Boy isn’t that the truth.
Although in my case it’s seldom the first page that gives me trouble. The first page is usually pretty easy for me. I tend to have two things in mind for any story I’m telling (sometimes more, but always these two): the opening moment that kicks off the improbable events to follow, and the conclusion. For me, it’s never the first page that’s a problem. It’s the second or third.
Let’s take The Loyalty of Pawns. In every incarnation, the story began right where it begins in its final, available-to-the-world form: Blake Johnson always found an excuse to visit Aaron Collins. Sometimes it was immediate. Sometimes it took a little setup. Sometimes they knew each other. Sometimes they didn’t. But it always began—even in the early gestating comic book form—with Blake meeting with Aaron.
I can’t tell you how many times I started this story. I finished it twice. The first complete draft of this book was written early in college. I wrote the first chapter in a couple hours. Aside from this final time, that attempt was the only one that made it past Blake’s opening scene. Because page one writes itself. Pages two and three…that’s where it gets tough.

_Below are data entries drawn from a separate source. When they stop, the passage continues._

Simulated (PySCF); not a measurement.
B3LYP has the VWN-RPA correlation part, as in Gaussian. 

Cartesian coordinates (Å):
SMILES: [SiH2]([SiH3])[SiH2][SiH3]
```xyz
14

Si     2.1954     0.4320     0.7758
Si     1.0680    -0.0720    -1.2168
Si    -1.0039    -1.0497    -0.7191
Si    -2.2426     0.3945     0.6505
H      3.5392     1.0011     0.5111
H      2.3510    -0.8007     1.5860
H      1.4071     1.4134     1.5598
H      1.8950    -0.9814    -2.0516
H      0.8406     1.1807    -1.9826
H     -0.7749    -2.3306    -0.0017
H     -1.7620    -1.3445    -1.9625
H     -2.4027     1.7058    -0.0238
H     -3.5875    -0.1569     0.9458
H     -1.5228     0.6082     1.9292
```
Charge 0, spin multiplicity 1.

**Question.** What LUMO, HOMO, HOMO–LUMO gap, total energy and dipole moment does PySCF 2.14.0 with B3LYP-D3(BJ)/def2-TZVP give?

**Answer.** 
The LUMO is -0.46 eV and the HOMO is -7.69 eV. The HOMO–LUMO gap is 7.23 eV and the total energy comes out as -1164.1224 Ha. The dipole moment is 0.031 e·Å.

I revised and revised and revised that initial manuscript many times. For some reason, I set it aside only to return to it a couple years later, decide the writing was horrendous, and scrap the whole thing. I started again (remember, at this point I’ve pretty much the book). And no matter how many times I tried and how many times I introduced my future audience to Blake, I could not get past those first two pages. I think at some point I have to leap off the cliff that is the opening moment and hope a comforting ledge awaits me.
Only twice have I not encountered my Page Two Problem. And each time was connected to a completed draft of this story. I am at a loss to explain it.
Of course this doesn’t mean that my Page Two Problem has been resolved. The prologue for the follow-up to The Loyalty of Pawns was a quick write. But then I’d had it percolating in my head for a while. Chapter one, though? Chapter one was a cage match, and I wasn’t doing too well for the first few rounds. By the time I’d fought it into submission, though, I ended up with the beginnings of plot development I’d never planned but which I don’t think the book could live without.